Broadband traffic management, once an essential tool in an ISPs toolkit is beinsed less and less as the cost of bandwidth decreases.
Broadband traffic management seems to have been ditched some time ago by the big ISPs. I may be behind the times here. Had a conversation with a couple of senior tech guys at major UK ISPs who told me they had dropped traffic management up to two years ago.
Traffic management at an ISP is basically where the network employs Deep Packet Inspection kit to examine the type of traffic. Bandwidth hogging protocols such as P2P would be throttled at peak times. They did this to save on costs and to improve the experience for other users. A peer to peer protocol will use all the available bandwidth on a broadband line. It only takes a few users to clog up the backhaul of an ISP.
When DPI was originally deployed P2P traffic represented up to 65% of network traffic. DPI equipment was expensive, didn’t scale well and at the higher end of ISP size never provided a return on investment.
Now with the DPI kit switched off the “problem” P2P traffic remains at the same level in real terms but now represents only 4% of total traffic, the majority being video services such as Netflix and YouTube (I assume). One ISP told me that when they switched off traffic management they saw a little blip in traffic volume but it was negligible in the great scheme of things.
This is quite interesting when considered in relation to the “piracy” debate. Although copyright infringing downloads may well be at the same level of a few years ago is it valid to say that people are increasingly resorting to the use of legal/paid for services instead? If so it makes the whole Digital Economy Act farce even more farcial.
Loads of DEAct related posts here if you want to take a look.
5 replies on “Broadband traffic management – a thing of the past? #UKNOF28”
Plusnet (aka BT Sheffield) seem proud of their traffic management, and Sky still say they use it on their BT Wholesale based Sky Connect service http://www.sky.com/shop/terms-conditions/broadband/network-management-policy/
OFCOM’s requirement for transparency may have been a factor in the market move http://consumers.ofcom.org.uk/2013/09/internet-traffic-management/
BT man told me that if I switched I would not be affected by netflix watcherers ie consistent guaranteed speed. Clearly being in an SfBB not spot in Aberdeen I am a little sceptical.

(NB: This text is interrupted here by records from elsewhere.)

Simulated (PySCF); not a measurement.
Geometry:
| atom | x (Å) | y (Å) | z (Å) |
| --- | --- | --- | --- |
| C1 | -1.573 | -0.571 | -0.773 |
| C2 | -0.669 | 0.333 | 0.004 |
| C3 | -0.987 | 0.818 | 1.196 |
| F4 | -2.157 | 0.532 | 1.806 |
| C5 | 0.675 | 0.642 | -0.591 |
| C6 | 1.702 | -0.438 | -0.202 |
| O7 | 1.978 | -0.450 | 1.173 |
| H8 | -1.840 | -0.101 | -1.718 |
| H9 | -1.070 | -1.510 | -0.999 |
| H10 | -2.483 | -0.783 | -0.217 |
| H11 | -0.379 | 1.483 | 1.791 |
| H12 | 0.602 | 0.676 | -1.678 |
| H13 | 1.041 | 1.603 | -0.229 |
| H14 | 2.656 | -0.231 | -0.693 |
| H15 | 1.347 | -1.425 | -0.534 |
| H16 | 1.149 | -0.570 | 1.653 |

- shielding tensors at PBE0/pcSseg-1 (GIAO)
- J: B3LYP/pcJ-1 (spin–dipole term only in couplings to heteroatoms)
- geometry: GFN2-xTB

I’m surprised at that because I thought several of the major ISPs still did it.
Sky says it does:
http://www.sky.com/shop/terms-conditions/broadband/network-management-policy/
As does PlusNet:
http://www.plus.net/support/broadband/speed_guide/traffic_management.shtml
BT says it doesn’t, but does prioritise its own BT Vision product over other traffic:
http://www.plus.net/support/broadband/speed_guide/traffic_management.shtml
And Virgin says it has stopped traffic shaping but does now throttle according to usage in peak periods:
http://my.virginmedia.com/traffic-management/traffic-management-policy-20Mb-or-lower.html
A lot of piracy has also switched to website based cyberlockers (online storage), while P2P pirates tend to be using more anon VPN / Proxy style solutions and so understanding the exact movement of traffic for P2P is now much more difficult at the ISP level.
Ironically many pirates seem to pay for these VPN/Proxy solutions to get good speeds, which is money that Rights Holders are missing because many still can’t provide the content that people want and in the way they want it.
Spotify, Netflix and NOW TV etc. all help but they don’t show 100% of everything.. only bits and pieces, you need more than one sub to get it all and this is confusing. Plus cinema releases remain stuck in a linear/physical distribution model, while younger surfers can’t easily afford the high price tags for modern video games.
It’s a complex problem and the DEAct isn’t really going to solve that.
could be it’s been removed on selective services. suspect the higher end unlimited ones but did get the impression it was for all.